Project Review & Administrative Aspects

16/12/2021 0 By indiafreenotes

After the project is commenced the next step is to ensure that the project gets completed by achieving the desired objectives. But sometimes things go wrong when we try to implement them.

So it becomes very important to control and monitor the projects especially in the implementation stage. Another reason for this control is the amount of cost involved with the projects.

So one way of doing this is the control of in-progress projects. Therefore, it refers to the assessment and monitoring of the projects which are currently in progress. It helps to implement any changes to be done at an early stage so that if something goes wrong it can be treated well in time.

There are two aspects of control of in-progress projects:

  • Establishing procedures for internal control: it refers to setting up certain procedures through which we can keep control of the ongoing project internally. It may be done through assigning a dedicated supervisor for this or can be done by investing in technology related to this.
  • Regular progress reports: regular progress reports may be maintained so as to judge the daily progress of the project. This progress report can also be used to track the planned performance with the actual performance. This will help the company know about areas where we may be lacking.

Post-Completion Audit

Even after the project is completed it is so important to audit the project. The main aim is to compare the actual performance with the planned performance or we can say that to know whether the project has produced desired results or not.
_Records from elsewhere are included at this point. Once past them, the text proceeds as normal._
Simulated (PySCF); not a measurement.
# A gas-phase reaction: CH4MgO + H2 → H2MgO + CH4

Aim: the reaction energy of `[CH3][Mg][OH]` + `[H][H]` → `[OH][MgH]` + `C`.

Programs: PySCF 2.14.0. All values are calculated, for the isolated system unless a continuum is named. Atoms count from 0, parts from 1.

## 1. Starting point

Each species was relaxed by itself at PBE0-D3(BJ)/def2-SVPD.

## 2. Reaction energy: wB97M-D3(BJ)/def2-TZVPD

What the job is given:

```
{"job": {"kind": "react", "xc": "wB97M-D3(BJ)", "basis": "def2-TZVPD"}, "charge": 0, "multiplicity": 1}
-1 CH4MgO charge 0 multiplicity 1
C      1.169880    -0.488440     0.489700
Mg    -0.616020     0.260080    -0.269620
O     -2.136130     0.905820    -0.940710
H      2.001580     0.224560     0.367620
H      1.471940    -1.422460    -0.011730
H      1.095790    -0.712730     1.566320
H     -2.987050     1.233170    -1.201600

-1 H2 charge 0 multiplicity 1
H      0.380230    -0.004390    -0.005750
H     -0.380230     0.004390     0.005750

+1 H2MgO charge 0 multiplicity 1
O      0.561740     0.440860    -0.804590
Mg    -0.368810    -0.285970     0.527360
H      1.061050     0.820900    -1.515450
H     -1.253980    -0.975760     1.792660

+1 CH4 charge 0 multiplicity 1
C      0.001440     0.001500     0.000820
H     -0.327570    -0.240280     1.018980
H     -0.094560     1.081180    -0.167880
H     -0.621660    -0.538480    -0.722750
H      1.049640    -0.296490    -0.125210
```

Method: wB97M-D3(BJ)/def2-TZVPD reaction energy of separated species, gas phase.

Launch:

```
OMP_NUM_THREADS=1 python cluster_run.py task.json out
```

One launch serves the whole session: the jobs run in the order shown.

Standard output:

If the results are desired, we aim to look for things which performed well and is there any scope for improvement or not and if the results are not desired then we may aim to find out the shortcomings due to which the project suffered and how can we improve them.

Post-completion audits also help a business find out what were the biases that we made in our judgements. We will also be able to include healthy caution.

It will also help us to determine who were the best performers who put in extra efforts to make the project success and we will also be able to serve this audit as a training ground for potential executives.

Abandonment Analysis

Project management is certainly a very dynamic process. Anything can happen in this fast-changing dynamic world. Here is where abandonment analysis comes into the picture.

Abandonment analysis is a technique which is used for existing projects and even for new projects that whether the existing project terminated or is to be continued.

New Project Existing Project
A project in which the major amount of investment is yet to be made is known as a new project. Hence the cash outflow here is relevant. A project in which most of the investments are made and this investment represents the sunk cost.
The cash flow estimates are uncertain in this case. The cash flow estimates are quite precise.

The rules to consider are:

If PVCF<SV<DV then it is highly advised to divest the project because the divestiture value is highest in the case and makes the most sense to divest.

If PVCF<DV<SV then the project must be terminated because the SV value is highest and we will get the most benefit by terminating the project.

If SV<PVCF<DV then we should divest the project because at this stage we are getting the most value by divesting the project.

If SV<DV<PVCF then we should continue with the project because we will get the most benefit by continuing the project.

If DV<SV<PVCF then in this we should continue with the project as both DV and SV are lower than PVCF.

If DV<PVCF<SV then we must terminate the project because neither divesting nor continuing the project will help.